The American Revolution in North Carolina

Graham's Fort

September 1780


Patriot Cdr:

Col. William Graham
Loyalist Cdr:

Unknown
Killed:

0
Killed:

1
Wounded:

0
Wounded:

4
Captured:

0
Captured:

0
Original County: 

Lincoln County
Present County:

Cleveland County

Col. William Graham had been a delegate to represent Tryon County in the Fifth Provincial Congress, and had taken part in the deliberations that produced North Carolin's first state constitution. He had fought at Moore's Creek Bridge and the Cherokee Expedition of 1776, and was a very wanted man by many Loyalists. He had constructed a large log cabin on Buffalo Creek, which soon became known as Graham's Fort. Because of the increased Loyalist activities many people would gather at the strongest place in the region, and in Lincoln County (at that time) that was Graham's Fort.
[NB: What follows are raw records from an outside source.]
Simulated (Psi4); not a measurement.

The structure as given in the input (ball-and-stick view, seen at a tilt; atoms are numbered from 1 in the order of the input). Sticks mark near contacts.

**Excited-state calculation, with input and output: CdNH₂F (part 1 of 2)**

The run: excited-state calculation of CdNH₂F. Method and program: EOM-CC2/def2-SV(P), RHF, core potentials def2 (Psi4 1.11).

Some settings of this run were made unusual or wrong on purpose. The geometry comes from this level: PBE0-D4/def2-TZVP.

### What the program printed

In September of 1780, a band of Loyalist raiders approached the fort and demanded entrance. Inside were Col. Graham, two other men - David Docky and William Twitty - and many young, old, and infirmed settlers. When Col. Graham refused to permit the Loyalists inside, they attacked. They fired at the house, and after each volley they demanded for Col. Graham to surrender, yelling, "Damn you, won't you surrender now?"

Since they were doing no damage Col. Graham refused. One of the Loyalists, John Burke, left the ranks and raced up to the large cabin. He placed his musket through a crack and aimed at 19-year-old William Twitty. When Burke fired, Twitty's 17-year-old sister, Susan, pulled him to safety - the musket ball missed him and hit the opposite wall. Susan looked through the crack and saw that Burke was on his knees reloading. She shouted, "Brother William, now's your chance - shoot the rascal." Twitty fired and sent a ball into Burke's head.

Susan ran out of the cabin and grabbed Burke's gun and ammunition. Stunned, the Loyalists held their fire. Once back inside, Susan began firing at the Loyalists as fast as she could reload.

After losing John Burke and having four others wounded, the Loyalists withdrew. Col. Graham sent his pregnant wife and all the others to a safer location. He then moved his men to a better site. After his departure, the Loyalists returned, plundered the fort, and carried off six of his slaves.


In his own 1832 pension appication statement, William Graham (S8624) simply stated:

"I was attacked by the Tories in my own house where myself, David Docky & William Twitty defeated about 25 Tories. We killed one of them and wounded three, I think. This was in September 1780. Shortly after that they, the Tories, recruited and came to my house and plundered my house of all the useful ale, his clothing and some likely Negroes."

Known Patriot Participants

Known British/Loyalist Participants
Col. William Graham, with two men and many settlers Unknown number of Loyalists led by Unknown.